A complete man obeys the truth (Galatians 5:7)

Paul rebukes the Galatians because they did not "run well" as they disobeyed the truth. The path of our journey through life is defined by truth. We know where we are going, because the boundaries of the road, as you might visualize it, is defined by truth. The broad way is easy and broad because it has so few boundaries – perhaps a few ethics based on not doing harm to others – but certainly cannot discern right from wrong. The issue of homosexual behavior is an issue because the world cannot decide whether it is right or wrong. To the saint it is not an issue because the boundaries of sex is clearly defined – it belong inside the bounds of marriage only. The broadway can but end in destruction, that is hell.

The journey of a complete Christian is marked by living the truth as found in Christ Jesus: I am the way, the truth, and the life: no man cometh unto the Father, but by me. John 14:6 (KJV). Don’t forget the second part of this verse. There is only one way to the Father – there is no alternative routes, or short cuts: it is only through Jesus Christ – our journey is complete on reaching the Father.
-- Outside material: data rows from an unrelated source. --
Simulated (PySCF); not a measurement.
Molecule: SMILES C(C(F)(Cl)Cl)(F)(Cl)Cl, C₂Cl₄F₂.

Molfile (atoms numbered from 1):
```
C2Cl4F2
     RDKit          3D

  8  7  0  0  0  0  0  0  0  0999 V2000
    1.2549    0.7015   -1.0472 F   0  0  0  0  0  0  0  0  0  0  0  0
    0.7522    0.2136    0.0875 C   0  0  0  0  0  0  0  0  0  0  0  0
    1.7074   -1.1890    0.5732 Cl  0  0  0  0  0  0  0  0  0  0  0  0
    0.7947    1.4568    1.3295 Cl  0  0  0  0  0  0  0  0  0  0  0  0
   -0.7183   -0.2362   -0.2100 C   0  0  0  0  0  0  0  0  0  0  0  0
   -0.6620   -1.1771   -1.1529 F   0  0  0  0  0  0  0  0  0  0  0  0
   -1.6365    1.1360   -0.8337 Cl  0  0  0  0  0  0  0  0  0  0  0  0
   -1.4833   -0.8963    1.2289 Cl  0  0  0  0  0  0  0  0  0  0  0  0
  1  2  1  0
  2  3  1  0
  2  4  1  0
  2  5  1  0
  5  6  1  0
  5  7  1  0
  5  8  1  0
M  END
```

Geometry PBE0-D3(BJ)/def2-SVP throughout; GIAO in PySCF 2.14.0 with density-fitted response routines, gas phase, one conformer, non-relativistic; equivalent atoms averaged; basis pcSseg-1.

Our focus in life needs to be heavenward

Matthew 6:19 (NKJV) "Do not lay up for yourselves treasures on earth, where moth and rust destroy and where thieves break in and steal;

At the end of our lives we will have created things out of wood, hay, straw and stubble, or silver and gold. Put another way, we will have done things that either will not last or will last for ever. The things that last for all eternity are said to be made out of silver and golden in the idiom of the New Testament and those of wood and hay etc will be destroyed – the test being fire. The level of worldliness (also an out-of-date word, but needs to be resurrected) of one’s life will determine the substance of one’s actions – wood that burns up or silver that is everlasting. Our tastes, habits and ways if worldly cannot have endurance. Who are you trying to please? Yourself or God? Our pattern needs to be one of a heavenly citizen. As Paul points out to the Philippians, our citizenship is not of this earth (3:20) therefore be careful not to be led by those that are "enemies of the cross of Christ (3:18).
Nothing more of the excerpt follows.